Integration Test Suites

This directory contains the integration test suites that CI runs before merging PRs and before building main.

These tests exist to catch regressions that are easy to miss with unit tests alone, especially when different PRs touch adjacent code paths and the breakage only appears once the pieces are wired together. Typical examples are:

protocol compatibility across package boundaries
request and response behavior over real transports
subprocess, CLI, or container wiring
configuration passed through environment variables
startup, discovery, and teardown flows involving more than one component

Two Layers of Integration Testing

PicoClaw currently uses two related mechanisms:

Go integration tests, usually in *_integration_test.go files and guarded by //go:build integration
Docker-backed suites in integration/suites/ that start real dependencies and run one or more of those Go tests in CI

That distinction matters:

a tagged Go integration test is the test implementation
a Docker-backed suite is how we make that test reproducible and CI-safe

If a test should actively protect merges between PRs, it should be reachable from scripts/run-integration-tests.sh, either by extending an existing suite or by adding a new one.

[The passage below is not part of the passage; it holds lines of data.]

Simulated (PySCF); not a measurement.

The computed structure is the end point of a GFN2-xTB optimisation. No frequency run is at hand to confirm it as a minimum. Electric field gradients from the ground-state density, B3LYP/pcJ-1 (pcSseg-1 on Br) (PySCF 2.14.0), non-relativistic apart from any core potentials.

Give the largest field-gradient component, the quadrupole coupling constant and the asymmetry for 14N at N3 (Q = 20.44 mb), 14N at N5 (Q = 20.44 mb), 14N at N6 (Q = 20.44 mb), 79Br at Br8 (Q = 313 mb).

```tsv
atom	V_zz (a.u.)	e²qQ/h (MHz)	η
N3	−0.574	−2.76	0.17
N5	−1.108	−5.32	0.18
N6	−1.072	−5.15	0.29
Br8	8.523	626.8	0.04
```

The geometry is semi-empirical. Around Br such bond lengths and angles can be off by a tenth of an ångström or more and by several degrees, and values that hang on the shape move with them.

Some integration-tagged tests are intentionally opt-in and not part of the Docker suites. For example, real CLI smoke tests under pkg/providers/cli/ depend on external binaries being installed locally. Those are useful for manual verification, but they do not gate PR merges.

What CI Runs

The integration jobs in .github/workflows/pr.yml and .github/workflows/build.yml both execute:

bash

bash ./scripts/run-integration-tests.sh

The runner auto-discovers every suite under integration/suites/, so adding a suite does not require editing the GitHub Actions workflow.

How the Runner Works

The shared runner is defined in integration/docker-compose.runner.yml.
Each suite lives in integration/suites/<suite-name>/.
The runner script loads suite.env, merges the shared compose file with the suite-specific compose files, starts dependency services, runs the suite command, and then tears everything down.
The shared runner container sets GOFLAGS=-tags=goolm,stdjson,integration, so tests run with the same build tags used by CI.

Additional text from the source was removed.